Eh, I'm still intuitively opposed to pull parsing. Okay, so there are
some useful libraries these days.... if you are using the right
language. If you're using ruby and don't want to use native C code?
Just as an example. Seems like we want to arrive at something easy
enough to interpret _anywhere_, since you never know where you'll need
to process marc.
Simply reading a list of json records one at a time -- seems like it's
not too much to ask for a solution that does not require complicated
code that only has been written for some platforms. This does not seem
like a complicated enough problem that you have to resort to complicated
solutions like json pull parsers.
newline-delimited is certainly one simple solution, even though the
aggregate file is not valid JSON. Does it matter? Not sure if there are
any simple solutions that still give you valid JSON, but if there
aren't, I'd rather sacrifice valid JSON (that it's unclear if there's
any important use case for anyway), than sacrifice simplicity.

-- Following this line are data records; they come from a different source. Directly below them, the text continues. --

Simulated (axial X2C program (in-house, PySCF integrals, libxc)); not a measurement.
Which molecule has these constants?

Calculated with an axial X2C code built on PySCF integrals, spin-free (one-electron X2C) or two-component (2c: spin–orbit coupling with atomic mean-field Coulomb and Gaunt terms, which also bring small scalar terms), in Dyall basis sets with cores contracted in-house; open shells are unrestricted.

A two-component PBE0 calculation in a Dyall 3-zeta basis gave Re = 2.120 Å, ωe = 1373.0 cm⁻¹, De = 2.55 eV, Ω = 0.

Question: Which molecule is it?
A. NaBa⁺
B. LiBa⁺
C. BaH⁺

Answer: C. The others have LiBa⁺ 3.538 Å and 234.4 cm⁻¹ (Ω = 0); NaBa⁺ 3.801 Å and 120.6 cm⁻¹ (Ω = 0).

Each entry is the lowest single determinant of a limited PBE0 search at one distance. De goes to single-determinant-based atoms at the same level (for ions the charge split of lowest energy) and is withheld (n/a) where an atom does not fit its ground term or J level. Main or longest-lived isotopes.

On 12/1/2011 2:47 PM, Bill Dueber wrote:
> I was a strong proponent of NDJ at one point, but I've grown less strident
> and more weary since then.
>
> Brad Baxter has a good overview of some options[1]. I'm assuming it's a
> given we'd all prefer to work with valid JSON files if the pain-point can
> be brought down far enough.
>
> A couple years have passed since we first talked about this stuff, and the
> state of JSON pull-parsers is better than it once was:
>
> * yajl[2] is a super-fast C library for parsing json and support stream
> parsing. Bindings for ruby, node, python, and perl are linked to off the
> home page. I found one PHP binding[3] on github which is broken/abandoned,
> and no other pull-parser for PHP that I can find. Sadly, the ruby wrapper
> doesn't actually expose the callbacks necessary for pull-parsing, although
> there is a pull request[4] and at least one other option[5].
> * Perl's JSON::XS supports incremental parsing
> * the Jackson java library[6] is excellent and has an easy-to-use
> pull-parser. There are a few simplistic efforts to wrap it for jruby/jython
> use as well.
>
> Pull-parsing is ugly, but no longer astoundingly difficult or slow, with
> the possible exception of PHP. And output is simple enough.
>
> As much as it makes me shudder, I think we're probably better off trying to
> do pull parsers and have a marc-in-json document be a valid JSON array.
>
> We could easily adopt a *convention* of, essentially, one-record-per-line,
> but wrap it in '[]' to make it valid json. That would allow folks with a
> pull-parser to write a real streaming reader, and folks without to "cheat"
> (ditch the leading and trailing [], and read the rest as
> one-record-per-line) until such a time as they can start using a more
> full-featured json parser.
>
> 1.
> http://en.wikipedia.org/wiki/User:Baxter.brad/Drafts/JSON_Document_Streaming_Proposal
> 2. http://lloyd.github.com/yajl/
> 3. https://github.com/sfalvo/php-yajl
> 4. https://github.com/brianmario/yajl-ruby/pull/50
> 5. http://dgraham.github.com/json-stream/
> 6. http://wiki.fasterxml.com/JacksonHome
>
>
>
> On Thu, Dec 1, 2011 at 12:56 PM, Michael B. Klein<[log in to unmask]> wrote:
>
>> +1 to marc-in-json
>> +1 to newline-delimited records
>> +1 to read support
>> +1 to edsu, rsinger, BillDueber, gmcharlt, and the other module maintainers
>>
>> On Thu, Dec 1, 2011 at 9:31 AM, Keith Jenkins<[log in to unmask]> wrote:
>>
>>> On Thu, Dec 1, 2011 at 11:56 AM, Gabriel Farrell<[log in to unmask]>
>>> wrote:> I suspect newline-delimited will win this race.
>>> Yes. Everyone please cast a vote for newline-delimited JSON.
>>>
>>> Is there any consensus on the appropriate mime type for ndj?
>>>
>>> Keith
>>>
>
>
|